The Joint resolution of Congress and the resulting Proclamation of the Secretary of State also included purported ratifications by the States of Ohio and New Jersey although the Proclamation recognized the fact that the Legislatures of said states, several months previously, had withdrawn their ratifications and effectively rejected the 14th Amendment in January, 1868, and April, 1868.

Therefore, deducting these two states from the purported ratifications of the 14th Amendment, only 23 State ratifications at most could be claimed; whereas the ratification of 28 States, or three-fourths of 37 States in the Union, were required to ratify the 14th Amendment.
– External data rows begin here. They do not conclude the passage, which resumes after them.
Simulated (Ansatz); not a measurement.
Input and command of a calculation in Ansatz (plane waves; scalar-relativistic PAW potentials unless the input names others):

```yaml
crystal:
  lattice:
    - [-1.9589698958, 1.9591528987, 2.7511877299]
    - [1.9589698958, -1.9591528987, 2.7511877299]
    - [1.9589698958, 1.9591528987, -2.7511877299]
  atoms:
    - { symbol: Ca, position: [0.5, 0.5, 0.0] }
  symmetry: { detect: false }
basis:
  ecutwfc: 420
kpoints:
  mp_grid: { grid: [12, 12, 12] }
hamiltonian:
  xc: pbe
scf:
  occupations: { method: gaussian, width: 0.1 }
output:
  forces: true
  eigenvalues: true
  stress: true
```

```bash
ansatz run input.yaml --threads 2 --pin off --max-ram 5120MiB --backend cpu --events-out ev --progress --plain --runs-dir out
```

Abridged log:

From all of the above documented historic facts, it is inescapable that the 14th Amendment never was validly adopted as an article of the Constitution, that it has no legal effect, and it should be declared by the Courts to be unconstitutional, and therefore null, void, and of no effect.

The Constitution Strikes the 14th Amendment with Nullity

The defenders of the 14th Amendment contended that the U.S. Supreme Court has finally decided upon its validity. Such is not the case.

In what is considered the leading case, Coleman v. Miller, 307 U.S. 448, 59 S. Ct. 972, the U. S. Supreme Court did not uphold the validity of the 14th Amendment.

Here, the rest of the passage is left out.